Immutable Infrastructure


Immutable Infrastructure
1h 11m

As modern software expectations increase the burden on DevOps delivery processes, engineers working on AWS need increasingly reliable and rapid deployment techniques. This course aims to teach students how to design their deployment processes to best fit business needs.

Learn how to: 
- Work with immutable architecture patterns
- Reason about rolling deployments
- Design Canary deployments using AWS ELB, EC2, Route53, and AutoScaling
- Deploy arbitrarily complex systems on AWS using Blue-Green deployment
- Enable low-risk deployments with fast rollback using a number of techniques
- Run pre-and-post-deploy whole-cloud test suites to validate DevOps deployment and architectural logic

If you have thoughts or suggestions for this course, please contact Cloud Academy at


Hello and welcome back to Cloud Academy's course on Deployment on AWS. I'm your instructor Andrew Templeton, let's get started.

So today in this lecture we're going to talk about immutable infrastructure. So what does that mean? We're going to be looking at immutable and mutable infrastructures, that is, what are the differences between immutable and mutable and what exactly is mutable that we've dealt with before. We're going to talk about the problems associated with mutable infrastructure, mutable infrastructure being the normal way of doing things that you're probably used to. We're going to talk about why immutability is better, and why we like it. We're going to talk about what server immutability means so specifically with regards to EC2 how do we think about immutability versus mutability. And then because we're dealing with the cloud and we have have software defined architecture we can also look at stack immutability, or what happens when we go larger than a single server and we want to start doing deploys in a consistent manner. Well, we want stack immutability. Then I'll show you a very simple manual immutable deploy so you can see the generic process that needs to happen and that you need to script as a DevOps engineer trying to leverage immutable architecture.
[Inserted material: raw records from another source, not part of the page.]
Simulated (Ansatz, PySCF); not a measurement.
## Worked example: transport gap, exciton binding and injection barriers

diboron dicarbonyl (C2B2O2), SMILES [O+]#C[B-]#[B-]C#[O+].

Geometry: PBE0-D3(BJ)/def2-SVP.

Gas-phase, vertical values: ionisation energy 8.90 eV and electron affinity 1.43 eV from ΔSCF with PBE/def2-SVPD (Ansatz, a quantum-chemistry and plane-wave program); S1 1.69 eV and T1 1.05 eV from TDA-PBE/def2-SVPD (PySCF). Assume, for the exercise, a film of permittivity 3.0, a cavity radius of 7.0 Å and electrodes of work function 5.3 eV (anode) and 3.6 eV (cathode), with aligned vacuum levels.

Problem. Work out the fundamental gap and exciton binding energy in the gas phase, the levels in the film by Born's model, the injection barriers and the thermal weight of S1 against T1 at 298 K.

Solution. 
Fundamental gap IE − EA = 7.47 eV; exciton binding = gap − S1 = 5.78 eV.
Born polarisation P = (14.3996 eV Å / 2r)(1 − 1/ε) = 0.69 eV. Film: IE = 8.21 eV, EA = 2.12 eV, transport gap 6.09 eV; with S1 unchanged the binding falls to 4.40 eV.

So let's look at immutable infrastructure starting with mutable infrastructure. What is mutable infrastructure? Well, it's infrastructure that's changed after provisioning. So this means that after you deploy a piece of infrastructure, you're altering some aspect about it. Now that sounds a little funny but what it means is, for instance, if you deploy, let's pretend you're deploying a Ruby on Rails server. If you deploy a Ruby on Rails server and it's running V1 of your application, and then you turn the Ruby on Rails server part off and update in place to the latest version of the software by doing, for instance, a git-pull to pull it to V2 then, you are doing mutable infrastructure. You're changing that server that VM to Version 2 after it has already been launched and deployed. So you started on Version 1 with a server and then you did something to it and then that same server is Version 2. You mutated it so that's mutable infrastructure.

Now you might be asking, "Okay, well what is immutable infrastructure? What's the opposite if I'm not allowed to go in and alter code on machines to create new deployments?" Well, you could just do a deployment without changing after provisioning because we're in the public cloud and on Amazon Web Services.

So how might we actually do that? Well, let's take a peek really quickly at mutable infrastructure. Well, we can see that for mutable the infrastructure is old version update script same piece of infrastructure but different version. Just run it through one little update script, right? Okay, so we're used to that kind of thing, this is how you might do an immutable deployment on Amazon. That is, we have a couple extra steps here, and it looks different, but we still end up with a newer version even though it's on a new object. So you can take a peek here and see that on the left-hand side we have our old version that we provisioned somehow, then on the right side all we need to do is run through that same provisioning step on the right hand side, redirect the traffic to that newer version that we just completely redeployed, and then kill the old version as the third step. So it's a simple three-step process that changes it from mutable to immutable. Rather than running some script on the same piece of infrastructure, we want to create a totally new version, redirect traffic, and then kill the old one.

Okay, so why do we want to do that extra complexity of that three step process? Well, because mutability is poison left over from on-site. It doesn't work well at all for what we want to do in the cloud. So if we imagine this is what it might look like if we do a deployment onto a piece of infrastructure i.e.a server, and then we patch it all the way up to some new version, Version N or Version 4 or whatever. We have to create it with a script that deploys the original version, then run these patches that change the server or it's file system as we go newer and newer.

Okay, well, what happens if I do this. Right? I need to scale out or have a recovery event. Say for instance that my VN box up there in the top right, dies how do I replace it as quickly as possible and as consistently as possible so I know that I won't have problems? Well, that's actually a pretty tough question if we're looking at mutability, because mutability was designed with on-site data centers in mind that is, it doesn't leverage any of the benefits that we get from having easily provisioned VMs in the cloud. Because running through all these patches would be really, really slow, this doesn't meet our needs for the scaling out or the recovery scenarios. Nor does it even work necessarily. How are we sure that we can go directly to V4 or VN because we might not have even developed this script or tested this script to do a direct deployment to the newer version. We don't even know if V4 will even be the same after we do this deployment. So we don't like this at all.

So let's recap what we just learned about why we don't like mutability. Mutable doesn't scale out well because patch chains are too slow, and that would be running through the same set of actions that we did to deploy the original blocks. We can try skipping patch change, but directs to new versions are very hard to verify and engineer. That is, I need to have a script on hand that'll do a direct deployment to Version 4 if I want to do this, and what happens if we go backwards, right? And you think about doing a downgrade. A downgrade would be pretty painful perhaps if we have to roll back some sort of change that we didn't actually design the script to go from Version 3 to Version 2. What would happen if we had to go backwards? Most importantly in AWS Cloud, we don't need to reuse old resources. We don't have to stick ourselves to this constraint, we could just make new ones and make this whole process a lot simpler and cleaner.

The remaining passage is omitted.